Virtual Service Scaling

This section covers the virtual service optimization topics.

The following are the types of virtual service optimization:

Scaling out a virtual service to an additional NSX Advanced Load Balancer Service Engine.
Scaling in a virtual service back to fewer SEs.
Migrating a virtual service from one SE to another SE.

NSX Advanced Load Balancer supports scaling virtual services which distributes the virtual service workload across multiple SEs to provide increased capacity on demand. This extends the throughput capacity of the virtual service and increasing the level of high availability.

Scaling out a virtual service distributes that virtual service to an additional SE. By default, NSX Advanced Load Balancer supports a maximum of four SEs per virtual service when native load balancing of SEs is in play. In BGP environments, the maximum can be increased to 64.
Scaling in a virtual service reduces the number of SEs over which its load is distributed. A virtual service requires atleast one SE always.

Scaling NSX Advanced Load Balancer Virtual Services in VMware/ OpenStack with Nuage

For VMware deployments and OpenStack deployments with Nuage, the scaled out traffic behaves as follows:

The virtual service IP is GARPed by the primary SE. All inbound traffic from clients will arrive at this SE.
The primary SE will handle a percentage of traffic as expected.
At Layer 2, excess traffic is forwarded to the MAC address of the additional secondary Service Engine(s).
The scaled-out traffic to the secondary SEs is processed as normal. The SEs will change the source IP address of the connection to their own IP address within the server network.
The servers will respond to the source IP address of the traffic, which can be the primary or one of the secondary SEs.
Secondary SEs will forward the response traffic back to the client, bypassing the primary SE.

Scaling NSX Advanced Load Balancer Virtual Services in OpenStack with Neutron

For OpenStack deployments with native Neutron, the server response traffic sent to the secondary SEs will be forwarded through the primary SE before returning to the original client.

NSX Advanced Load Balancer will issue an alert if the average CPU utilization of an SE exceeds the designated limit during a five-minute polling period. The alerts for additional thresholds can be configured for a virtual service. The process of scaling in or scaling out must be initiated by an administrator. The CPU Threshold field of the SE Group > High Availability tab defines the minimum and maximum CPU percentages.

Scaling NSX Advanced Load Balancer Virtual Services in Amazon Web Services (AWS)

For deployments in AWS, the scaled out traffic behaviour is as follows:

The virtual service IP is GARPed by the primary SE. All inbound traffic from clients will arrive at this SE.
The primary SE will handle a percentage of traffic as expected.
At Layer 2, excess traffic is forwarded to the MAC address of the additional secondary Service Engine(s).
The scaled-out traffic to the secondary SEs is processed as normal. The SEs will change the source IP address of the connection to their own IP address within the server network.
The servers will respond to the source IP address of the traffic, which could be the primary or one of the secondary SEs.
Secondary SEs will forward the response traffic back to the client origin, bypassing the primary SE.

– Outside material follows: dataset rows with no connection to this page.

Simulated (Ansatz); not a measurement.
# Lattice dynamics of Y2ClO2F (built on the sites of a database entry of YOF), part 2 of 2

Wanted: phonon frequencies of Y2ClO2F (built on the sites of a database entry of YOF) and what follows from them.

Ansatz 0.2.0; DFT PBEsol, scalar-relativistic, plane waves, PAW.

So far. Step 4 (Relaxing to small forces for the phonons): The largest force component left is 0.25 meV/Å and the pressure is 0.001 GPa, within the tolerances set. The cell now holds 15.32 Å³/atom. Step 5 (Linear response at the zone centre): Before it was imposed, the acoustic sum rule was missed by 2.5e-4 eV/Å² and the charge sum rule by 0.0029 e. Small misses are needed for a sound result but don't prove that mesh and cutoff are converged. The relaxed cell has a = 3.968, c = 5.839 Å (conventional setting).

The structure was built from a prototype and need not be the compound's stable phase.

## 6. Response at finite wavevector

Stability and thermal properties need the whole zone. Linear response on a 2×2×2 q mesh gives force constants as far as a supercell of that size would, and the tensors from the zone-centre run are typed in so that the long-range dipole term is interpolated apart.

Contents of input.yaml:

Scaling NSX Advanced Load Balancer Virtual Services in Microsoft Azure Deployments

NSX Advanced Load Balancer deployments in Microsoft Azure leverage the Azure Load Balancer to provide an ECMP-like, layer 3 scale-out architecture. In this case, the traffic flow is as follows:

The virtual service IP resides on the Azure Load Balancer. All inbound traffic from clients will arrive at the Azure LB.
The Azure load balancer has a backend pool consisting of the NSX Advanced Load Balancer Service Engines.
The Azure load balancer balances the traffic to one of the NSX Advanced Load Balancer Service Engines associated with the virtual service IP.
The traffic to the SEs is processed. The SEs will change the source IP address of the connection to their own IP address within the server network.
The servers will respond to the source IP address of the traffic, which can be the primary or one of the secondary SEs.
The SEs forward their response traffic directly back to the origin client, bypassing the Azure load balancer.

Scaling Process

The process used to scale out will depend on the level of access that is either 'write' access or 'read access/no access', that the NSX Advanced Load Balancer has to the hypervisor orchestrator. The following is the scaling process:

If NSX Advanced Load Balancer is in 'write' access mode with write privileges to the virtualization orchestrator, then the NSX Advanced Load Balancer will automatically create additional Service Engines when required to share the load. If the Controller runs into an issue while creating a new Service Engine, then it will wait for few minutes and then retry on a different host. With native load balancing of SEs in play, the original Service Engine (primary SE) and ARPs for the virtual service IP address processes as much traffic as possible. Some percentage of traffic arriving here will be forwarded via Layer 2 to the additional (secondary) Service Engines. When traffic decreases, the virtual service automatically scales in back to the original primary Service Engine.

If NSX Advanced Load Balancer is in 'read access or no access' mode, an administrator must manually create and configure new Service Engines in the virtualization orchestrator. The virtual service can be scaled out only when the Service Engine is both configured for the network and connected to the NSX Advanced Load Balancer Controller.

Note:

Existing Service Engines with spare capacity and appropriate network settings may be used for the scale out. Otherwise, scaling out may require either modifying existing Service Engines or creating new Service Engines.